Congress
The House is scrambling to avoid a censure death spiral
As he reconvened the House this month after a seven-week recess, Speaker Mike Johnson promised to recommit lawmakers to making laws — adding session days and keeping them voting into the night to catch up on lost time.
His members instead spent much of their first full week back after the shutdown sniping at each other and using the House floor to carry out attacks on colleagues. Lawmakers voted five times on measures to rebuke other members, eating up hours of floor time.

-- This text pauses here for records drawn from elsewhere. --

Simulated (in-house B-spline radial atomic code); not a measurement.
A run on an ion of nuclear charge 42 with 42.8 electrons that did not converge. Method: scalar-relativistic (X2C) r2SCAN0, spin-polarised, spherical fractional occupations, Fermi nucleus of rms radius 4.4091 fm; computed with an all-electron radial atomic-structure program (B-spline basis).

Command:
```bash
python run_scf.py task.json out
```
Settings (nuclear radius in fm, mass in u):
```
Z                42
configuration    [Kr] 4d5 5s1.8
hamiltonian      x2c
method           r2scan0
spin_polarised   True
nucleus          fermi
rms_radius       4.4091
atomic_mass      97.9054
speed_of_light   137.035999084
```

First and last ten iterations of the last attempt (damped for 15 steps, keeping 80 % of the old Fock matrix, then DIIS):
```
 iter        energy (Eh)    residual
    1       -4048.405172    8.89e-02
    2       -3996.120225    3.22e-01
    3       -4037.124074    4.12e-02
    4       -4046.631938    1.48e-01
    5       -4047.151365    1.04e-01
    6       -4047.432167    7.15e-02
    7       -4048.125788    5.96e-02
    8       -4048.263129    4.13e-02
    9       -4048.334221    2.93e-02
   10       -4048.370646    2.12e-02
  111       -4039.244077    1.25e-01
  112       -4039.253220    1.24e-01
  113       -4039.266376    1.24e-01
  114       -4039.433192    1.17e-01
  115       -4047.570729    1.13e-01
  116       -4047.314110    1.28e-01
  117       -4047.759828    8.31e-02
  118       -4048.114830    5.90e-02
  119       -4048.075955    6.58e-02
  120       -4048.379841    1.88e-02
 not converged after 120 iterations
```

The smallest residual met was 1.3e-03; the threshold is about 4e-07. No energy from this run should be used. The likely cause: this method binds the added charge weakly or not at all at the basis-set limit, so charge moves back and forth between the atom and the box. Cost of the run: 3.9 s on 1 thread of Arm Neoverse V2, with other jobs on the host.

The spasms of personal pique crossed party lines, with Democrats targeting Democrats and Republicans targeting Republicans in some cases. It left at least a few lawmakers fuming about the depths of the House’s dysfunction and looking for ways to address it.
“The only thing we can apparently do is condemn each other,” said Rep. Mark Pocan (D-Wis.), slamming the legislative agenda. “I’ve not seen the House hit this low of a point since I’ve been here.”
An effort by a fellow Democrat to rebuke Rep. Jesus “Chuy” Garcia (D-Ill.) over his apparent scheme to install his top aide as his successor succeeded Tuesday. A Republican effort targeting Del. Stacey Plaskett (D-V.I.) over her communications with the late convicted sex offender Jeffrey Epstein narrowly failed, as did a GOP-led effort to censure Rep. Cory Mills(R-Fla.) over various alleged ethical misdeeds.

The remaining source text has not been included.